Kentucky was on the list of 16 finalists the U.S. Department of Education announced today in the running for more than $4 billion in Race to the Top funds. But Indiana is out. WFPL’s Elizabeth Kramer has more.
U.S. Education Secretary Arne Duncan made the announcement Thursday and said the department would interview representatives from the 16 finalists in mid March and announce the eventual winners in April.
Kentucky has applied for $200 million in Race to the Top funds. Kentucky Education Commissioner Terry Holliday says his department is already preparing for its presentation.

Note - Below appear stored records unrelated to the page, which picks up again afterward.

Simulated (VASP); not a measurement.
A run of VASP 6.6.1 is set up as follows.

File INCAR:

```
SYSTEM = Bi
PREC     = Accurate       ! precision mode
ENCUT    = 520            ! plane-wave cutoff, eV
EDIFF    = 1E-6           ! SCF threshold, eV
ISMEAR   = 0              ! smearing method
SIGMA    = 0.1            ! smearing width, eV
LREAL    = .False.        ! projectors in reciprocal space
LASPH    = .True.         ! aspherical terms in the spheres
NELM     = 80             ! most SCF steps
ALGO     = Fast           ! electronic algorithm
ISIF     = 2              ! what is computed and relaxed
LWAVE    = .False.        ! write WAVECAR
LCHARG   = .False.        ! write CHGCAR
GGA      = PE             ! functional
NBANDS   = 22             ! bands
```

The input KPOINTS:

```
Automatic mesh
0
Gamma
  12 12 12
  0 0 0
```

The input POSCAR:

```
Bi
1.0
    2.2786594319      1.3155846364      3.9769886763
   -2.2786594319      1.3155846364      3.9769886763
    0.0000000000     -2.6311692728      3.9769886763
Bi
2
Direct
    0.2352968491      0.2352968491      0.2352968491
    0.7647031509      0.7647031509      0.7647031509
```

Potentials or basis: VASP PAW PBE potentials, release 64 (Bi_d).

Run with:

“What we’re doing is trying to make sure that we have all the right team members,” Holliday says. “And we’re looking at all the other applications and saying, what’s different about Kentucky that we can make sure to reinforce at the presentation, and just making sure that we have good, clear deployment plans ready to go to work.”
Holliday says the state’s application included a lot of work that is already underway.
“We have a very comprehensive reform package that was led pretty much by our reform legislation in 2009 called Senate Bill 1,” he says. “And it pretty much mirrored exactly what Race to the Top was looking for.”
Last year, the Kentucky General Assembly passed Senate Bill 1 to revamp the state’s K-12 education system.
Some political observers and education experts had doubted that Kentucky would make the cut given that it doesn’t have a law allowing charter schools. Holliday says he didn’t see that as an obstacle.
“Our Kentucky Reform Act of 1990 actually created 1.200 charter schools in Kentucky,” he says. “All of our schools have site-based councils that are composed of parents and they make curriculum decisions. They hire the principal. We could find nothing that a charter school does that our site-based councils couldn’t already do.”
Holliday says the news is encouraging at a time when education is facing budget cuts.
Indiana, however, did not make the cut. Indiana’s Superintendent of Public Instruction Tony Bennett says he got the news via e-mail and Twitter messages. He says it was disappointing, especially after the state worked to meet criteria the federal education department gave states that applied. It included having charter schools and policies linking student data to teacher evaluations.
Bennett says the news doesn’t mean the Indiana plan is dead.
“We have told school corporations across the state of Indiana that we will implement this reform plan whether we are funded or not,” he says. “And the fact is we don’t believe money will solve the problem. What will solve the problem is for us to have the political courage, the political will to truly reform education in this state and we’re going to implement our reform agenda as we have planned.”
Bennett says he’s not sure how Indiana will handle its application in a second contest for funds due in June.
“We’re going to wait and see what we get back from the federal government, what feedback we get back from our technical advisors,” he says. “Obviously our interests will always be to pursue this reform money, but again, I’ll always back that up and say I don’t believe this is about money.”
Nearby states also on the list include Ohio, Tennessee and Illinois.